Back in the days before I met my husband, and was wondering if any one would ever want to marry me, I remember being told: “God will give you the desires of your heart,” and “if God gave you the desire he will fulfil it.”
After I heard that, I spent ages trying to work out if the desire for a husband was one that was from God, or not. After all, if it was actually from God then I would get it. Wouldn’t I? I guess in my mind it was almost like having a crystal ball, work out if the desire is from God or not, and you have figured out your future.
I guess the people who were saying these things were trying to be helpful. But they really weren’t that helpful to me.
Now I know that God can and will fulfil our deepest desires, (it says so in the bible, after all) but was the desire for a husband really my deepest desire, or the desire or was it the desire to be loved?
Many Christian counsellors agree that God does put in our hearts the desire to be loved, and the desire to be significant. The thing is, ultimately the only one who can fulfil those desires is him. He does give us thiste desires of our hearts, but just not always in the way we want him to.
Another well intentioned thing I was told, whilst I was single, was to seek God and then a husband would come along. What a load of poo! If this was true then how come there are holy people who never get married and awful people who manage to find a husband.
I don’t think the people who say these things realise the damage they are doing with these words. It made me question my own spirituality, as if the reason I hadn’t met someone yet was because I wasn’t holy enough yet, making me doubly insecure. I don’t think the popular quote “a woman’s heart should be so lost in God that a man has to seek God to find her.” Please be really careful about saying this one, because I know it’s one of those things that sounds really spiritual, after all, we all need to get closer to God. But please never make anyone feel like the reason they are single is because they aren’t holy enough.
Finally, this is one I had never personally heard (thankfully) but that seems to have become popular recently, I have seen it floating around the internet. And that is……….. Just Wait For Your Boaz. This is eisegesis (reading into the text something that was never there, (yes, I went to bible college and know long words!)) in the worst possible form! It makes absolutely no sense in the context of the story, to the point where I pull out my hair just wondering where this phrase could have possibly come from!

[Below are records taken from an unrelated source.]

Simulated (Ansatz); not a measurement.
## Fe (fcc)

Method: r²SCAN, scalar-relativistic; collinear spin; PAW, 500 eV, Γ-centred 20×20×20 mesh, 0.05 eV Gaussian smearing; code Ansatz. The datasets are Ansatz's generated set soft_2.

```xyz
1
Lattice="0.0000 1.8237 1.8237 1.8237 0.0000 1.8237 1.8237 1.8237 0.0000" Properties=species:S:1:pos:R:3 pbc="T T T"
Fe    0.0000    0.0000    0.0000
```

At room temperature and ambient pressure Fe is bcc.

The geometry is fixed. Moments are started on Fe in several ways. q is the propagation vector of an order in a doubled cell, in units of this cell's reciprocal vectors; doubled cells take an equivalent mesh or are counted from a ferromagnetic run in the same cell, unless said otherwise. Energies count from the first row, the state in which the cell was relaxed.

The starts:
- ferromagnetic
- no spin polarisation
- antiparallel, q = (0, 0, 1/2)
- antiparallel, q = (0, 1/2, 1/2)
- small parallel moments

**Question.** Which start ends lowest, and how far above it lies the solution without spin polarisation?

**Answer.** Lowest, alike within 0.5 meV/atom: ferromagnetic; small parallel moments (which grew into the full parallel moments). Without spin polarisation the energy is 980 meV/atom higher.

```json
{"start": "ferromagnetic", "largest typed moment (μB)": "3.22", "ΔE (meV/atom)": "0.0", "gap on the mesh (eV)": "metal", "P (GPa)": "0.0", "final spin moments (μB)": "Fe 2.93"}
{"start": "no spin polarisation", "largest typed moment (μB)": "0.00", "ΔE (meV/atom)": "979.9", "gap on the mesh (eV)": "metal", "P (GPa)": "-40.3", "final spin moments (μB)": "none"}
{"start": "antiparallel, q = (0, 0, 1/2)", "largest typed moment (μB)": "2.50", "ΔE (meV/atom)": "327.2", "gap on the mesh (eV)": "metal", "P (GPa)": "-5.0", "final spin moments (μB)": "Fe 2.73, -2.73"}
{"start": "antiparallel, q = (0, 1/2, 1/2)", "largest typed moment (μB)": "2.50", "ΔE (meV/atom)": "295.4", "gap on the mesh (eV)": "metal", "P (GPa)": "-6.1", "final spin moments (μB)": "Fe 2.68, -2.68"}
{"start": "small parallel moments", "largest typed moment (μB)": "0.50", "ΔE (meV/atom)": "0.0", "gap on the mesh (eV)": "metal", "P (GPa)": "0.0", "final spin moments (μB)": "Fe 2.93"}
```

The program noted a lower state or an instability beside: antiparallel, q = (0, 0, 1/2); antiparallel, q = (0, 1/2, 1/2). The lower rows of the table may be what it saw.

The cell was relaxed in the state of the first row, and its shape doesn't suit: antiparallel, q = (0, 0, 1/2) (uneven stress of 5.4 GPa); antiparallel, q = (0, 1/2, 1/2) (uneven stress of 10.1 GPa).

It’s taken from the book of Ruth. She is a widow, who moves with her mother in law, Naomi (also widowed) to her home country, a land Ruth has never been to before. These two women are destitute to the point where the only way they can feed themselves is by picking up grains that have been dropped by the farm workers. (Something which is outlined in books of the law.) Fortunately Naomi has a single, rich, relative named Boaz.
Now, after hearing that you might think that Boaz swept in and swept Ruth of her feet.
He didn’t. He was kind to her, but in no way did he sweep her off her feet.
Naomi had to tell her to get tarted up, put on some perfume, and then literally climb into his bed and lay at his feet, before he made the offer of marriage.
I can’t see how climbing into someones bed to seduce them could ever be described as waiting for them! How can anyone claim the phrase wait for your Boaz, like it’s a beautiful thing, when Ruth never waited for her Boaz!
She was married previous, to man we’ve no reason to believe she didn’t love, and then lived in tough conditions with her mother in law and then finally had to climb into bed with a man in order to seduce him!
This phrase is so nonsensical, but the strange thing is women even bizzarly believe it, and then take is so out of context that they seem to think it means they should just sit around waiting for a husband! Ruth didn’t sit around waiting. She was proactive.*
The truth of the matter is that not every will get married. I know that’s a really sad thing to say and hear, and one that I had to wrestle with when I was single. But unfortunately, it’s the truth.
God never promised us a spouse. But he did demonstrate his love for us in dying for us. And that is the greatest love you can ever know.
I know when everyone around you is getting married, it can seem so like a lame consolation prize. But it’s not, its the best love you can ever experience, its a love that will never let you down and a love that will last forever. Please, try and grasp hold of this whether you are single or not, and please never make someone who is single feel as if they are somehow worth less, whether intentionally or not. That just is not true.
Feel free to share your thoughts on this, or any weird things you have been told.
*Please don’t think I’m telling you to do what Ruth did, it prabably wont end well!